VMD and AMBER should be there as well. These packages are installed at a system level, but you have to load/add a specific package under your own account first before you start to use it. Today, we are going to use AMBER.

AMBER may be pre-loaded into your account. You can check this by

   echo $AMBERHOME

It will show the location of all AMBER-related files. If not, run this command

    module load amber

or

    module add amber

You can check again after loading by

   echo $AMBERHOME

The output would be something like

  /usr/local/amber/amber14

This shows the default Amber version14 is loaded and ready to go.

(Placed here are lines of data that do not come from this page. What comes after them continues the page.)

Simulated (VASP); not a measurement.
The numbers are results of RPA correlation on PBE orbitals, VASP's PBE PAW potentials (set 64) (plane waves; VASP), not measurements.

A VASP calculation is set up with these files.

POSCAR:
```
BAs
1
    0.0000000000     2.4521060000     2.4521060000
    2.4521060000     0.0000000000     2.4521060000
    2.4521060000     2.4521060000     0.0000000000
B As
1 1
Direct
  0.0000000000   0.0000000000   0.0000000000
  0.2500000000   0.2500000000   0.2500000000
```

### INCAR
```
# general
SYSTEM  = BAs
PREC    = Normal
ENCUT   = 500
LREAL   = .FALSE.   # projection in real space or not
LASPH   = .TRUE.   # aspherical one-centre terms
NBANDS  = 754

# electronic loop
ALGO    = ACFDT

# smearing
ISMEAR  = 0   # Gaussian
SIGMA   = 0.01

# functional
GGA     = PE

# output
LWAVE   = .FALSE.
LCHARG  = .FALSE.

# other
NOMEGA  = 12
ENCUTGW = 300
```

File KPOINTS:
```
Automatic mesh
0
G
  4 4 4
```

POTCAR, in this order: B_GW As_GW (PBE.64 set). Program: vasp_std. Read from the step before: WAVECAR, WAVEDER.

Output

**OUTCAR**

Of course, you can do the same for VMD by

    module load vmd

Keep in mind that this VMD copy is loaded on the cluster, which is different from the one you have on your laptop.

Also, if AMBER is not pre-loaded, you can add this line into your .cshrc file under your home directory by

     vi ~/.cshrc

Simulation Preparation

Choice of an MD integrator

There are many MD software packages. Here, AMBER is used as a tool of choice. One key advantage: Very easy to learn with quite user-friendly manuals and a lot of great tutorials are available at

    AmberMD.org

This tutorial is to provide a simple example for beginners with no prior experience of MD simulations to run molecular dynamics simulations.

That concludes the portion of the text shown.